China Sends Fighter Jets to Disputed South China Sea Island
China has just upped the ante of its military by sending over powerful fighter jets to a disputed island in the South China Sea, a move that may cause tensions to spiral out of control.
The introduction of Shenyang J-11s and Xian JH-7s considerably ups the stakes, Fox News reports. U.S. intelligence estimates the number of aircraft on Woody Island to be fewer than ten.
Woody Island is where China recently sent over two batteries of HQ-9 surface-to-air missiles. China has characterized the missile deployment as purely defensive in nature. For China, building defenses on Woody Island is little different from the U.S.’s defense of Hawaii.

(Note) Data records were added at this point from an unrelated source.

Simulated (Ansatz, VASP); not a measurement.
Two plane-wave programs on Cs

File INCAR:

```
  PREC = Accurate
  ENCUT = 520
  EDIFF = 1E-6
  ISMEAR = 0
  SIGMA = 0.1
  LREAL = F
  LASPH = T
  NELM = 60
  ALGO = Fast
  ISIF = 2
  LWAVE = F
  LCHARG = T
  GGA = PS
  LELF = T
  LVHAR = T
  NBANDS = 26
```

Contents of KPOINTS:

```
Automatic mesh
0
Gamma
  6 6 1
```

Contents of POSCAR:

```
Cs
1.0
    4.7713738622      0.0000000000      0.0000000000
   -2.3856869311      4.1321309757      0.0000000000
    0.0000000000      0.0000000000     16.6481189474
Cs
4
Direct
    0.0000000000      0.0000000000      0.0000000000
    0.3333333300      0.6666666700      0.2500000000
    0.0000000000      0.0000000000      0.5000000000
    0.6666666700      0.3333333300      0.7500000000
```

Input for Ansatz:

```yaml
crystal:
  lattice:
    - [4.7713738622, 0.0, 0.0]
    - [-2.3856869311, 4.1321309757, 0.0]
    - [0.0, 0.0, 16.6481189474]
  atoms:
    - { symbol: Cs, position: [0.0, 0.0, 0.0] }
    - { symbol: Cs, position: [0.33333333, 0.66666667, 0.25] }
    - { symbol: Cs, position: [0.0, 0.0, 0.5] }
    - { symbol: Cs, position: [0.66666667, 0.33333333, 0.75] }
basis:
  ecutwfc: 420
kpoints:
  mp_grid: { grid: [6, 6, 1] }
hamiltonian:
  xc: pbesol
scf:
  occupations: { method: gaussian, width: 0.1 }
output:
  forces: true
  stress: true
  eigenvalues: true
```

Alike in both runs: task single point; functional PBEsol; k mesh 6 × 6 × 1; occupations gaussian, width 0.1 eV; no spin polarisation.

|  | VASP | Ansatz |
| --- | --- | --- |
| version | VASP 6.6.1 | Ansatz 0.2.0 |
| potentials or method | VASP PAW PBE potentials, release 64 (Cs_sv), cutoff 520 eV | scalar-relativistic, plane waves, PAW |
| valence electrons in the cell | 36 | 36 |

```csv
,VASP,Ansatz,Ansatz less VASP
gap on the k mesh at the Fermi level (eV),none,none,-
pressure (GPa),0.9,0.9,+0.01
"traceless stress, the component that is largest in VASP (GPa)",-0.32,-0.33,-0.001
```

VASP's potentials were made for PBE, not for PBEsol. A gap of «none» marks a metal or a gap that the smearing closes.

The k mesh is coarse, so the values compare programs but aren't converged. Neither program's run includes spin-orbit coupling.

New satellite imagery also shows that the Chinese spent the latter half of 2015 constructing radar towers to eliminate any stealth capabilities possessed by U.S. aircraft, such as the F-22 and the F-35.
Secretary of State John Kerry stated Tuesday the United States is requesting an end to “the expansion and the militarization of occupied features,” though Kerry notably avoided placing any of the blame directly on China.
In response, Chinese Foreign Minister Wang Yi said if the U.S. really wants an end to militarization, it should halt all freedom of navigation patrols in the area. Yi had a meeting scheduled at the Pentagon Tuesday, but for unknown reasons the meeting was canceled.
China’s recent activities in the South China Sea have not been lost on the U.S. Navy.
Adm. Harry Harris, head of U.S. Pacific Command, told Congress in a hearing Tuesday that “you have to believe in a flat Earth” to assume China’s goal is anything other than militarization of the South China Sea.
Harris has called for the Pentagon to engage in more surveillance of the area, though now that China has installed high-frequency radar installations on the Spratly Islands, the task may be more difficult. According to Joshua Kurlantzick, senior fellow for Southeast Asia at the Council on Foreign Relations, the radar is just another sign of increasing militarization in the South China Sea. This sign has not gone unnoticed by other countries with competing claims.
“I think that the radar is just part of an incremental militarization — probably not that surprising given some of the other actions in the South China Sea,” Kurlantzick told The Daily Caller News Foundation. “Other countries in the region understand that the South China Sea is becoming a major area of military contestation — you can see from earlier this week, a report by SIPRI in Stockholm – that Vietnam has become one of the largest arms purchasers in the world. These purchases are primarily designed to defend Vietnam’s maritime interests. Other Southeast Asian nations like the Philippines, Malaysia, and Singapore also are assertively upgrading their maritime abilities.”
The danger of Chinese mobilization is that the arms race it has caused may escalate to serious conflict.